Statistical visualization is a useful framework for gaining valuable insight into data and for helping you choose technique for further analysis. This framework provides a way to see data so you do not have to rely on abstract numerical values. Data visualization is becoming increasingly important to modern statistical analysis. An entire branch of statistics, exploratory data analysis (EDA), evolved when mathematicians discovered they could use computers to create graphical plots of data quickly. By highlighting patterns and trends, these plots provide an intuitive way to understand the core statistics of any data set.

LabVIEW provides many VIs for several types of statistical analyses, such as mean and standard deviation. These numerical statistics involve straightforward computation, making them the basis for traditional statistical analysis. LabVIEW also has a powerful means of displaying data that allows it to address the visual nature of EDA statistical techniques. For example, you can use LabVIEW to construct run sequence plots, scatter plots, boxplots, steam-and-leaf displays, histograms, lag plots, normal probability plots, and quantile-quantile plots. This document provides information about each of these display types.

The **Exploratory Data Analysis VI** example shows you how to use each of the statistical visualization techniques discussed below. This example program can be found in filepath <labview>\examples\Mathematics\Probability and Statistics\Exploratory Data Analysis.vi.

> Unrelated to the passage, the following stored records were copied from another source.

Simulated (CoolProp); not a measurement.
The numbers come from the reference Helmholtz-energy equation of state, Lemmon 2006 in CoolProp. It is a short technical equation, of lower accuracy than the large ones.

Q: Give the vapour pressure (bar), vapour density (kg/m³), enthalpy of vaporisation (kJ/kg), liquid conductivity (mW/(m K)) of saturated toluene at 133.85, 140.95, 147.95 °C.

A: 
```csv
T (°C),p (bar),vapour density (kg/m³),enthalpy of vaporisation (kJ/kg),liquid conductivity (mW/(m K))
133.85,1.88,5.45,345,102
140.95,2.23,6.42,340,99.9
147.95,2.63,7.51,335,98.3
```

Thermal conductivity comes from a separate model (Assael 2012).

- Run Sequence Plots and Scatter Plots
- Boxplots and Stem-and-Leaf Displays
- Histograms
- Lag Plots
- Normal Probability Plots
- Quantile-Quantile Plots

Most EDA starts with a run sequence plot. This plot displays data in the order that you observe it. Although simplistic in nature, this you can use this plot to detect outliers in the observed data. Outliers are data points that are usually many standard deviations from the mean and can therefore represent a serious measurement error. The left plot in the following figure is a run sequence plot. This plot shows data that varies around a central value with no suspect values in the data.

A scatter plot is a generalization of the run sequence plot. This plot displays two sets of data against each other. You pair data points from each set to form an ordered (x, y) pair that you then plot. In LabVIEW, this process is equivalent to creating an XY graph. Generally, the data sets are different observations from the same event. For example, you can use a scatter plot to compare the fuel consumption and velocity of an automobile. You usually choose data point pairs based on when the data was observed. The right plot in the previous figure is a scatter plot that shows an exponential relationship between the two data sets. You can use future statistical analysis of the data sets to investigate this relationship. Refer to the *Run Sequence Plots and Scatter Plots* section, linked below, for more information about creating run sequence plots and scatter plots in LabVIEW.

Boxplots display basic summary statistics of a data set in the form of a rectangular picture. You can gain an intuitive understanding of a data set from boxplots because they de-emphasize exact data points and display the data in a unique manner. The left plot in the following figure is an example of a boxplot. The rectangle represents where the center 50% of the data points lie. The horizontal line in the center rectangle represents the median of the data set. The long vertical lines are called whiskers. Whiskers have a length of 1.5 times the inner quartile spread, which is the difference between the upper quartile and the lower quartile. You measure whiskers from the median of the data. The whiskers are indirect plot indicators because you use other statistics to generate them. However, whiskers are useful because they display the distribution of the data in a clear manner. An X indicates a potential outlier, which is outside the range of the whiskers.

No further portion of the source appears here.